We spent the last year figuring out what algorithmic stablecoins are and came up with a dynamic model that might help us understand what’s going on with #Terra_Luna . Here are our main takeaways. THREAD.
So what’s an algorithmic stablecoin? Fundamentally the idea is simple: you maintain a peg by dynamically adjusting stablecoin supply to match the demand so that the price doesn’t change.
How is that possible? Creating more stablecoins to accommodate a positive demand shock is easy: you launch the printing press. The problem comes from removing stablecoins in buy-back operations because you need to give something in exchange.
Algo platforms solve that problem by buying stablecoins today and selling claims to future stablecoin distribution called a “governance token.” This is Luna for Terra and equity shares in the real world. In other words, to reduce supply, you have to dilute your shareholders.
First insight: pure algorithmic stablecoin will always have a zero-value equilibrium no matter what you do. The price of stablecoins depends on their user value, which itself depends on the price of stablecoins. Hence there always exists a fixed point with no stablecoin value.

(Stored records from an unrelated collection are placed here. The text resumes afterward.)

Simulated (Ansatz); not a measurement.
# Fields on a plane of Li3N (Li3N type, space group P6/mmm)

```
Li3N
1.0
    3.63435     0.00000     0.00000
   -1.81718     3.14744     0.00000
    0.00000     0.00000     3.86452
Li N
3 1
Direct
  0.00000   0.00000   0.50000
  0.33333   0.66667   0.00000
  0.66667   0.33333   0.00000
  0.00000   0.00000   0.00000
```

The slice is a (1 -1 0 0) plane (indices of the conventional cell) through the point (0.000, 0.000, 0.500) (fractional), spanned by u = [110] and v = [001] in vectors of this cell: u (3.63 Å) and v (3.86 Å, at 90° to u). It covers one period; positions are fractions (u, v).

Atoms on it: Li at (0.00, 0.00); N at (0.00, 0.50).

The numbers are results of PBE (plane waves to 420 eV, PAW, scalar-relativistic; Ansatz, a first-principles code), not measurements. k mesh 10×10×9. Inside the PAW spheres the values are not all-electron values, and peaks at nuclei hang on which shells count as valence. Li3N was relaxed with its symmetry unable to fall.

Second insight: this zero-value equilibrium is complemented by another one in which the platform maintains the peg and has a positive value (!), provided that the platform keeps growing and is able to commit to dynamic supply adjustments.
So what’s the catch, and what happened to Terra?
First, this second equilibrium only exists when the demand for stablecoins keeps growing. You need to be able to create future coins to justify gov token valuation. That’s the Ponzi element that many are talking about.
Second, although this second stable-peg equilibrium is able to accommodate small demand shocks, it is vulnerable to large ones. This arises when the shock is so large that the system has to remove more reserves than what all governance tokens are worth.
This could, for instance, be generated by a speculative attack on the platform driven by speculators shorting the stablecoin and betting on the platform breaking the buck.
This is likely what happened to Terra between May 9 and 11, as Luna's price fell from $89 per coin to less than a dollar, and today virtually zero. The platform became effectively bankrupt.
What happens then? The platform is unable to make necessary supply reductions as it has nothing to sell to buy back stablecoins. The price of the gov token is zero because buying at a positive value results in the platform expropriating you to reduce stablecoin supply.
Stablecoin price fluctuates between zero and one as investors are betting for demand to resume to a point where buying back stablecoins and restoring the peg becomes profitable. The alternative is that it gets absorbed by the zero-value equilibrium.
The paper has more! Including a discussion on how collateral and decentralization (i.e. DAI) may help with the stabilization problem (work in progress).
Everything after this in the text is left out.